Pick Two Review

From: Troy Ronda <ronda_REMOVE_THIS_FROM_EMAIL_FIRST_at_cs.toronto.edu>
Date: Mon, 14 Nov 2005 10:50:15 -0500

High Availability, Scalable Storage, Dynamic Peer Networks: Pick Two
Review
Review by: Troy Ronda

Peer-to-peer networks are often comprised of small-scale hosts with low
availability. The goal of P2P storage, however, is to build large-scale
and highly available storage from them. The argument of this paper is that
an attempt to achieve scalability, storage guarantees, and resilience to
dynamic membership at the same time will overwhelm the available
cross-system bandwidth. This is argued from the fact that members
contribute idle up-stream bandwidth relatively more than idle disk space.
Bandwidth, unfortunately, does not grow as fast as disk storage increases.
The paper discusses a model to evaluate these concerns. This model, in
short, takes issues like downtime vs. departure and needed redundancy into
account when calculating maintenance bandwidth. I will only summarize the
take away points. Short host membership durations will require an enormous
number of hosts to support interesting data scales. This will impact how
fast the total storage in the system can grow. The authors also show that
to achieve 6 nines of availability with 33,000 Gnutella hosts requires
significantly more bandwidth to merely maintain the data than typical
cable modem hosts can provide. The comparison given, is that five
dedicated PCs with a 50 Mbps connection can provide the same service.
Since the numbers do not look good for using home Gnutella users, the
authors also look at admission control. The 5% (~6,000 ) most available
nodes, in Gnutella, provide approximately 40% of the service. The model
shows that adding many (tens of thousands) flaky home users only doubles
total data service over what the 5% best nodes can do by themselves. They
then point out that hardware trends do not suggest that home user
bandwidth will increase enough to compensate for this problem over time.
Another point is that hard drives increase in size much faster than
bandwidth. Hence it becomes harder to share a good fraction of idle disk
space (i.e. The situation is worsening). Another problem is that home
users will have little incentive to contribute bandwidth to data that they
are not interested in. In the end, the scalability problem for these
systems is maintenance bandwidth. Without enormous cross-system bandwidth,
we cannot achieve all three properties at the same time.
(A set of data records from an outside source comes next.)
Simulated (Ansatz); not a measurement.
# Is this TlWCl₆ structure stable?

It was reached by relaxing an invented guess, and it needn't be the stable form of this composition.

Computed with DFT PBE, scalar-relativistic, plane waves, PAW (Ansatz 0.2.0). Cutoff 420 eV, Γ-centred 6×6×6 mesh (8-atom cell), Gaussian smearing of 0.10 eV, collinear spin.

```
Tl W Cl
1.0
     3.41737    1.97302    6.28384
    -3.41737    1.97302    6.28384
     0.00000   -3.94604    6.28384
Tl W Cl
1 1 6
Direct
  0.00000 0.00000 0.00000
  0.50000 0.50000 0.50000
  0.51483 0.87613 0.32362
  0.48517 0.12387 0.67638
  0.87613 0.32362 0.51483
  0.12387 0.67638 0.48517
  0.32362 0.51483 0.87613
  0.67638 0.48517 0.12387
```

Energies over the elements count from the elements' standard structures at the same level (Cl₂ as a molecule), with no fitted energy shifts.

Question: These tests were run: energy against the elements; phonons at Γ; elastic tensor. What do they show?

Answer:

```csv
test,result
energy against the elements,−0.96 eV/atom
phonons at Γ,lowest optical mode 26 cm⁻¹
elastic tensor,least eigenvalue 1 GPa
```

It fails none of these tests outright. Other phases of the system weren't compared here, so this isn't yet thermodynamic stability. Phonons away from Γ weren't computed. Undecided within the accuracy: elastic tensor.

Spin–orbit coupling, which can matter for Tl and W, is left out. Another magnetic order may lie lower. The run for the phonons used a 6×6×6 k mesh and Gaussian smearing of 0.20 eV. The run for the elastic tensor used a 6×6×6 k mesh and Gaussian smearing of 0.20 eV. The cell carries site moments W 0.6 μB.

The graphs given in this paper strengthen the argument. This is especially
important when reading a paper with many formulae. It is hard to determine
if the model is the right one. I will have to rely on the paper being
accepted as proof. I found the discussion presented in this paper to be
worthwhile. It is good to question the validity of highly available P2P
scalable storage. I liked the emperical analogies to Gnutella to go with
the presented theory. I think it would have been good to discuss how many
nines of availability are appropriate for general P2P storage. I never
found this point in the paper, only that 6 nines do not work.

A major problem after reading this paper is coming up with future work. I
wonder why the authors have argued that six nines of availability is
necessary? Is this the definition of high availability? General P2P
systems are probably not the right strategy to achieve this result,
however many applications might need, for example, 2 nines. Will P2P
storage work for these cases? Should we just give up on P2P storage or is
it appropriate for some applications? The point of erasure coding vs
replication is too subtle in figures 2 and 3. I am not sure why the
authors presented figure 2 only in terms of replication instead of coding.
A factor of eight improvement would not have brought us to the capability
of modem users, but at least it would be much closer. This point is stated
in the text but I argue that many people might have been scared by the
equations, completely missing this point. In the end, I am convinced that
maintenance bandwidth becomes a huge botteneck but mostly from the given
analogies and less from the model presented in the paper.